Teradata Data Placement

Teradata Data Placement 

Because Teradata was built for large data warehouses, its architects knew that data placement and management of tables could be a full time job. That is why they designed Teradata to automatically manage the data. Nobody had ever attempted this incredible feat. The Teradata designers dreamed of things that never were and made them so.

Managing table space, disks, and other system administration functions in a data warehouse is a nightmare. Teradata has made the DBA’s role a dream because Teradata lets the system handle the difficult functions. Teradata not only spreads the data evenly, but it can retrieve it quickly because it knows which AMP holds a particular row.

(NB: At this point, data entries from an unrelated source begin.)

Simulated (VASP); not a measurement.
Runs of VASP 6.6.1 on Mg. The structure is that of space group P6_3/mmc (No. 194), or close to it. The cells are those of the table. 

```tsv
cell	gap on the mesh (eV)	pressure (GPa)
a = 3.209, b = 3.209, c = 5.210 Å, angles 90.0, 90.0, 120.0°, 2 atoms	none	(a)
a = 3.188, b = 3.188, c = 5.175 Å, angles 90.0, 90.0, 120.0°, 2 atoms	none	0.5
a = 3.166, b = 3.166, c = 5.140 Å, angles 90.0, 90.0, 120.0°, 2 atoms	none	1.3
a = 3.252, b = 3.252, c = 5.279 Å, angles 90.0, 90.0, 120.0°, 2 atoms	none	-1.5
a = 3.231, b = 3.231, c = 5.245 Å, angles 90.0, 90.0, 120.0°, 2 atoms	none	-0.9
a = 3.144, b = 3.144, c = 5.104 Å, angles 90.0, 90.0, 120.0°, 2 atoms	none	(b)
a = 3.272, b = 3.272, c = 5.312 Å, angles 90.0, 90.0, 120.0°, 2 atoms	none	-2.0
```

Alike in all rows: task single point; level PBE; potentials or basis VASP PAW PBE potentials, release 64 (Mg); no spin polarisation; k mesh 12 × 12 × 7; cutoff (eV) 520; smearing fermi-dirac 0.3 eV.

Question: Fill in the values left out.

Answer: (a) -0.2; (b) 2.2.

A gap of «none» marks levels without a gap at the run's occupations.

Teradata always attempts to spread data evenly so each AMP will manage approximately the same amount of data. As a result, the rows of every table are distributed across all of the AMPs. In other words, every AMP stores a portion of every table in the database on its virtual disk (VDISK). If a data warehouse has 200 tables, then each AMP will hold a portion the 200 tables. This method of data distribution is unique only to Teradata.

There are some significant benefits to handling data this way: First, the biggest bottleneck in any system is the disk. Because each AMP has their own virtual disk and each table is spread among the AMPs, there is no disk bottleneck.

Second, when each AMP has nearly the same quantity of table rows, then no one AMP becomes a data bottleneck. AMPs can retrieve all or a portion of the data in parallel so you do not have AMPs sitting idle while others are chugging away. Baseball superstar Casey Stengel once said, “It’s easy to get good players. Getting’ em to play together, that’s the hard part.” AMPs love to work together in parallel.

Third, each AMP is unaware of any data except its own portion. Each AMP can ONLY read or write to a particular row of data that the AMP actually owns. This makes retrieving data from a particular row very efficient as all AMPs focus on their own work. Fourth, each AMP automatically groups all of its rows by the tables from which they come. Have you ever been to a large aquarium and seen one of the displays that look like a very tall, clear cylinder? As you walk around the glass, the fish tend to swim in schools. Similarly, Teradata does this with the rows on the AMPs to boost performance. When you ask for data from any given table, an AMP will immediately go to that particular group of rows, and then select what you need. It doesn’t need to look through the rows of many tables before it finds what you need. This is how parallel processing works. The AMPs retrieve data in parallel and then pass it over the BYNET to the PE. The PE ensures the data is delivered to the user. Keep in mind the BYNET is an internal Teradata network, across which the PEs and the AMPs communicate.

The example below shows the information we have just discussed. Notice that the system has four AMPs, and three tables: “Employee,” “WebLog,” and “Order.” Notice each AMP holds a portion of the rows for every table. AMP1, for example, holds 1/4^th of the Employee table rows, 1/4^th of the WebLog table rows, and 1/4^th of the Order table rows.

Plus, the data is spread evenly across for all tables. If a query asks for all rows in the employee table, then each AMP will retrieve their employee table rows in parallel. Each AMP will then pass its data to the PE via the BYNET. Because the data in the employee table is spread evenly among all AMPs, each should finish reading at exactly the same time.

Also, notice how each AMP separates each table. Just like schools of fish, the rows of the Employee table are grouped together. In addition, the WebLog and Order tables are grouped together. This is important key in a data warehouse environment because most queries read millions of rows to satisfy a single query. Performance is enhanced when table rows are grouped together and Teradata is permitted to bring blocks of rows into memory.